People could be helped to recall information more readily by a new study that reveals the various ways that we remember things.

The research highlights a range of mental processes linked to memory, which are used in different ways to perform similar tasks.

Memory tools

Researchers say the review will improve the understanding of these mental tools and shed light on how they function in different ways to form memories. 

The team says its findings will inform scientific debate about memory because often there is an assumption that memory works in more or less the same way for everyone.

Mental imagery

Learning more about the range of memory tools that people use can offer greater understanding of how memory functions in everyday life, researchers say.

Psychologists at the University of Edinburgh looked not only at how people attempt to remember things, but what they forget as well.

They reviewed more than 100 previous research studies with adults that investigated the different ways in which people remember words, letters, numbers and pictures.

Memory changes

The studies considered how people order information and use mental imagery and examined their ability to create mental representations of things.

Researchers also looked at how memory changes as people get older and the influence of intelligence on memory.

Mental tasks

The team found people memorise things in a variety of ways, for instance, when trying to learn and remember words in a new language some people remember by repeating the word, others might try to think about whether it sounds like a word they already know, and others might visualise what the word looks like and what it means. 

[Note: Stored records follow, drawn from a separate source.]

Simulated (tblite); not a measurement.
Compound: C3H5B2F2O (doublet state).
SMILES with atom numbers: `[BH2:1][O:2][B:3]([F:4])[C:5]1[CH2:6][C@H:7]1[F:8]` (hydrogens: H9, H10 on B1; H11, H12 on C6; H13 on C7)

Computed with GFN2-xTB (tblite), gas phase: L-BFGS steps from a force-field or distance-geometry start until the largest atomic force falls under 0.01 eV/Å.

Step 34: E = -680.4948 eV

Researchers also found that placing things in order – a technique used when remembering pin numbers or combination locks – could be achieved in several ways, such as creating a memory chain by associating the first number with the second and so on, or learned representation – where each number is remembered separately.

Examining memory in a wider context – rather than its performance in particular tasks – could eventually offer a way to help people to use the memory tools they have more effectively, and help them maintain their memory abilities as they get older.

Professor Robert LogieSchool of Philosophy, Psychology and Language Sciences

The study is published in the Journal of Applied Research in Memory and Cognition.